SOLVED
Let $A=\{n_1<n_2<\cdots\}\subset \mathbb{N}$ be a lacunary sequence (so there exists some $\epsilon>0$ with $n_{k+1}\geq (1+\epsilon)n_k$ for all $k$). Must there exist an irrational $\theta$ such that
\[\{ \|\theta n_k\| : k\geq 1\}\]
is not dense in $[0,1]$ (where $\| x\|$ is the distance to the nearest integer)?
Solved independently by de Mathan
[dM80] and Pollington
[Po79b], who showed that, given any such $A$, there exists such a $\theta$, with
\[\inf_{k\geq 1}\| \theta n_k\| \gg \frac{\epsilon^4}{\log(1/\epsilon)}.\]

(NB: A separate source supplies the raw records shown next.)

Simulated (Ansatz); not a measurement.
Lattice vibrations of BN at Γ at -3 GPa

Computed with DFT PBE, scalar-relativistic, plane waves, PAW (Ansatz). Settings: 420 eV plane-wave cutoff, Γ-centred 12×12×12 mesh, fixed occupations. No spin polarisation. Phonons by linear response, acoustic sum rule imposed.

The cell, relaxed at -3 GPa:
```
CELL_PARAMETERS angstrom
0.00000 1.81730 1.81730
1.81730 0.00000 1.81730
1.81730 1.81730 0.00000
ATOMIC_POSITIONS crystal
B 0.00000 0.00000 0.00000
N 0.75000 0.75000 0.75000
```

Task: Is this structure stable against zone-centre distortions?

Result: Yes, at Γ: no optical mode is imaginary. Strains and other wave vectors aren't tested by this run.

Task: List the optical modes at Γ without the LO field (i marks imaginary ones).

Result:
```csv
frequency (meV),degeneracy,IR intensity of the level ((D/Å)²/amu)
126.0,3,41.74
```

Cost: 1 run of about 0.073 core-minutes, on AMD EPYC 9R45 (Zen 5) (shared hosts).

This bound was improved by Katznelson
[Ka01], Akhunzhanov and Moshchevitin
[AkMo04], and Dubickas
[Du06], before Peres and Schlag
[PeSc10] improved it to
\[\inf_{k\geq 1}\| \theta n_k\| \gg \frac{\epsilon}{\log(1/\epsilon)},\]
and note that the best bound possible here would be $\gg \epsilon$.
This problem has consequences for [894].